What we have here
The explosion of the Internet has its glories–I found our first house on the Internet long before it was the normal way to look at houses, I pay my bills by Internet by preference, I book flights and hotels and learn about adoption via the Internet. I started out long ago on Usenet, following alt.callahans, then moving to misc.gettingmarried or whatever it was, then misc.pregnancy, then alt.infertility. And some email lists. Then I moved on to message boards. Then blogs.
(But not Twitter. Or miniblogs. Or other Web 2.0 social networks. I joined a few blogging networks, but haven’t really done much with them.)

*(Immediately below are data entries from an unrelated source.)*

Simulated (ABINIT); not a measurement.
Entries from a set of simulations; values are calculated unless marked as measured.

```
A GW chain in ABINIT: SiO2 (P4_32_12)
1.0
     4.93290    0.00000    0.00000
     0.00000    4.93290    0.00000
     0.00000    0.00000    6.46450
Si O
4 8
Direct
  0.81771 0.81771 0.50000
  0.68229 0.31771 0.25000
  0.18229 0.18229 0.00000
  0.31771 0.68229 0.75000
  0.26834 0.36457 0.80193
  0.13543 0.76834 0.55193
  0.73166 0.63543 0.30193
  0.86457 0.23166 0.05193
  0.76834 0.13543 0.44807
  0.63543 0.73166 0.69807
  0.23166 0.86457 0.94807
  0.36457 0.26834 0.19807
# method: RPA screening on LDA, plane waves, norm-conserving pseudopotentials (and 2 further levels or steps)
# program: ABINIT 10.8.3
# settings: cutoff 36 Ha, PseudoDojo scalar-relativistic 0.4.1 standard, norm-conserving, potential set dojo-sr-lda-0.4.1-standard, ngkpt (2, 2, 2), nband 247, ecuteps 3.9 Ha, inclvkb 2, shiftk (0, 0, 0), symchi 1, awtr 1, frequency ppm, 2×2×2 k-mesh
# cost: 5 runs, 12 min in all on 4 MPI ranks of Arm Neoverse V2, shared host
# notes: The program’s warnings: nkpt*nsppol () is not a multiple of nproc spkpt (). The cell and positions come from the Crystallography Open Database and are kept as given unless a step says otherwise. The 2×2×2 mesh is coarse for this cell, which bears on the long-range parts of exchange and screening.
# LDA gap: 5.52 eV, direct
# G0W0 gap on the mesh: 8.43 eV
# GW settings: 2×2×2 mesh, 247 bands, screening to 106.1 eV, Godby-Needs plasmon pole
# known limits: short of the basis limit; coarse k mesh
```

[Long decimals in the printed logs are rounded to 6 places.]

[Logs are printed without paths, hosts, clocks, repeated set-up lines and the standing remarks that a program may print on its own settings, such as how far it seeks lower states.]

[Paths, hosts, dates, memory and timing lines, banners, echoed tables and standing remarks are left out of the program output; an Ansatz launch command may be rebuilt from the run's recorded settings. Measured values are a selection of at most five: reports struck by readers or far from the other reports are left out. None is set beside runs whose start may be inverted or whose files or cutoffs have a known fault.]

All of which revealed to me that the written word has an amazing ability to be misconstrued.
Some people can write well. Some people can’t. Some people can read well. Some people can’t.
Writing blog posts, or bulletin board posts, or Usenet posts can be fraught with uncertainty: Sometimes what you write, meaning one thing, becomes read in a totally different manner. I’ve had this happen before, and wrote about it before, and when it happens, you become totally flabbergasted, appalled: But…but…that’s not what I said! Or: But…but…that’s how it reads, but that’s not what I meant!
So some people litter their posts with emoticons to ensure that their meaning is not misread. Or, occasionally, someone who has been misconstrued to the point where they feel they’re disliked, may start sprinkling lots of emoticons to the max, hoping–like a puppy dog wagging its tail–the readers will "read" see? see? I’m not being snarky or condescending! I’m making a joke! Laugh! Please! Please don’t take this the wrong way! Please don’t be angry at me! And then, people being people, maybe others will take the overdose of emoticons as a sneering reminder that They Don’t Read Things The Right Way, and take it as being condescending. Enough of this interaction, and the puppy-like emoticons morph into exactly what is being seen: an angry tirade, a way of saying: Damn you idiotic fuckers anyway, this is a joke but I know you’re not going to get it, so maybe if I put goddamned neon lights around it you’ll recognize it (though I doubt it).
Oy.
Long ago and far away, on a private board, someone wrote about her bad body image. How it affected her life. How miserable it made her. Lots of people wrote back, doing the womanly "Uh-hunh, I hear you, girl, I know what you mean!" Someone else wrote back about her bad body, how she was "ugly", and she used a phrase that I read as being written with a sort of rueful snort, a form of rolling her eyes at herself. Others in the discussion read it a totally different way–it was seen as a slam, a piece of spiteful cruelty. The disjunction between the two led to an all-out fight.
Oy.
I’ve seen it play out elsewhere: something that’s meant jokingly or ruefully or in a silly way gets taken seriously. Someone saying idly "Lordy, I wish (insert President’s name here) were dead" gets turned into an investigation from the FBI into a death threat.
Oh, it happens in real life, too. Miscommunications abound. A guy says to his wife "Yeah, I look at those girls’ tushies and boobs and want to mess around with them", thinking he’s just being honest and open, and she decides it means he’s having a mid-life crisis and is about to leave her. Or a college girl’s parents tell her, after she announces she’s getting an apartment of her own, "How are you going to pay for all that?!" (meaning pay for an apartment while she’s attending college) and she hears "How are you going to pay for an apartment AND COLLEGE?!" (meaning pay for everything, since she’s obviously about to go out on her own and that means she’s not going to have college paid for anymore) and immediately drops out of college.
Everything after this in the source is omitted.